This, is Ile de Ré
I’m hurtling along on a rickety bike, out in the peaceful open countryside. Coasting easily through flat fields, the grass gently waving in a fresh breeze that takes the worst of the heat out of the sun. Airplanes trail a criss-cross pattern across clear blue skies. Air rushes past as we climb up gentle slopes, and speed easily back down the other side. We travel in a companionable convoy. Only the snickety-snick of wheels turning, an occasional jangle as bike encounters rut or bump.
A clank as gears change, signalling an incline that is just steep and long enough to remind us of how much more strenuous cycling can usually be. Not here though, as we race along dedicated tracks beside the roads, smugly watching cars chug past. Cars that unexpectedly give right of way to any wobbling cyclists that invade their road. A far cry from battling through crowded city streets in fear for your life. Here, the bike reigns supreme on the road.
On we go, just our little posse. Headed nowhere in particular. Travelling at our own pace with no set schedule. Often we have only a vague sense of what lies in each direction. But on a small island there’s a limit to how lost you can possibly get. It’s a special kind of freedom travelling under your own steam, through picturesque landscapes of tranquility. But our responsibility follows us around too. A brightly coloured ‘carriage’ attached to the rear keeps precious little cargo safely away from the glare of the midday sun. A face peers inquisitively out at the passing scenery. Later in the day he stretches back in comfort on a bed of bags and jumpers, happy to let bigger legs do the work while he dozes.

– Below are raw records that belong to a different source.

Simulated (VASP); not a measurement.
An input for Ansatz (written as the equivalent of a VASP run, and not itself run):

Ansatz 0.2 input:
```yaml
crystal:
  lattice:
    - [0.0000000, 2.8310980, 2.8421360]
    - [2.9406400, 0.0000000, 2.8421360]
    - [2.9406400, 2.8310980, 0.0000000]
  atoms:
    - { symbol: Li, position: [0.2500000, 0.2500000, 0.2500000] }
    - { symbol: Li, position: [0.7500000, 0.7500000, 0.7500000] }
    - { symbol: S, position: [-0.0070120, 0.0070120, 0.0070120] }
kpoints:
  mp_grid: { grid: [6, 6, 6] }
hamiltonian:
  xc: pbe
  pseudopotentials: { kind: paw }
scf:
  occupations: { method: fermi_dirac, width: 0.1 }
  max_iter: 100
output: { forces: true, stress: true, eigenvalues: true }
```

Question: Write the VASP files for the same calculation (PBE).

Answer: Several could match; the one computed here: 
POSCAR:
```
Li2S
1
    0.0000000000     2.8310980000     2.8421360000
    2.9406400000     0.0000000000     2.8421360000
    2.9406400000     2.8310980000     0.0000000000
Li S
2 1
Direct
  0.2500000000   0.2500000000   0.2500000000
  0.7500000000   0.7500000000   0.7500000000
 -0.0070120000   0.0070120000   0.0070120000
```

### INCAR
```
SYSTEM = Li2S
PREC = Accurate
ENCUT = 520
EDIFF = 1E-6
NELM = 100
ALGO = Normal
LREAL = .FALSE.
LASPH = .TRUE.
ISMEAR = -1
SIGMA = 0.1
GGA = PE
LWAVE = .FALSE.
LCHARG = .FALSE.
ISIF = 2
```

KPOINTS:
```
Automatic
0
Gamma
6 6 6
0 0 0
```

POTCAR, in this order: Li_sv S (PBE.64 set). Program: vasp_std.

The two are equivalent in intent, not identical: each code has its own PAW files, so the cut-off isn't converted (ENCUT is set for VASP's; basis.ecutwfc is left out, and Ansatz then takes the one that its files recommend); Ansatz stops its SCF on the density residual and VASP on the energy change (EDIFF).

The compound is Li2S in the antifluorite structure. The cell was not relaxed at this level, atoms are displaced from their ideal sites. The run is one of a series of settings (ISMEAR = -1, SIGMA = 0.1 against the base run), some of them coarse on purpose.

Periodically our convoy crosses paths with another group of cyclists. Each headed off on their own kind of adventure. There are grins as they pass us by and hear a high-pitched crooning coming from within the carriage. An enthusiastic rendition of “Let’s go fly a kite, up to the highest heights…”, on endless repeat, accompanies much of our travel – indicating a content toddler within. Those passing by with their own carriages rolling behind, slow slightly as the occupants take the opportunity to peer curiously across at each other. A fleeting glimpse of other little faces speaking strange languages.
The scenery around us is in constant flux. Along the coast, dark rocky shores look out on ocean waters filled with pleasure craft sailing between island and mainland. Further along they give way to calm sandy beaches, where you can while away the hours with the soothing hum of waves in the background.
Quaint villages with carbon copy buildings. Egg-white walls. Big wooden shutters in a restricted palette of any shade between deep green and pale turquoise. Farmers markets do a busy trade in all manner of fruit, vegetables and rotisserie meat. Boulangeries are not difficult to find. Coffee and fresh crusty croissants are in abundance here. And of course icecream. The preferred fuel of all holiday cyclists.
Then, from bumpy village streets, the terrain changes to country fields and coastal routes. To smooth roads that purposefully connect the handful of villages. Cycle paths wend their way off the beaten track. Stream of cyclists head out in all directions along them. The less fit holidaymakers huffing and puffing, while the elite athletes overtake them in their designer sportswear, impatiently ringing their bell to clear the path ahead of them as they race at high speed. Leaving everyone else behind in their dust. Literally. Those wheels kick up a lot of it.
Fields of vegetables bloom – plump and bursting with colour. Cool leafy woods. Vineyards with row upon row of bruised purple grapes hanging precariously off the vines. It’s a literal advertisement for fresh and healthy living off the land. Other paths meander through oyster farms, bringing a less than savoury stench to our nostrils. The heat is more oppressive here. It beats down relentlessly without the respite of the wooded patches.
Towards the end of the day it’s time to head towards the nearest village. At the thought, legs pump a little faster up inclines, racing towards the promise of dinner in one of the bustling restaurants locked within the strong stone walls. Down by the port we wander through streets comparing menus. Fresh fish and mussels are always available. But you can also indulge in pizza or burgers if the decadent icecream parlours haven’t already enticed you into using up your daily quota of unhealthy calories. The restaurants are busy – the service a little slow at times, but always friendly. The food is fresh and good. There’s time to sit and people-watch for a spell. Crack open a gooey chocolate fondant dessert. The sun slowly crawls low towards the sea.
Then it’s back to the breezy paths that hug the coastline. Frisky blue waters race by our side. A golden sun casts all shades of pink and purple into the sky as it slowly sinks on the horizon. A sky that without fail provides a brand new watercolour canvas each evening as the clouds roll in and cast new hues. It’s tempting to stop and stare, but it’s getting late. Moving faster along quieter paths now, inland and back across to the far side of the island. Anxious to beat the incoming darkness that chases at our heels – you can feel the nip in the evening air. Like nocturnal creatures, the cyclists have all gone home for the night.
Ahead, a church spire rises majestically into the sky – a welcome landmark indicating that the end of the journey is nigh. Beds await us nearby. The end of another day of island living. Slowly traveling about, purely for the pleasure of the journey. This, is Ile de Ré.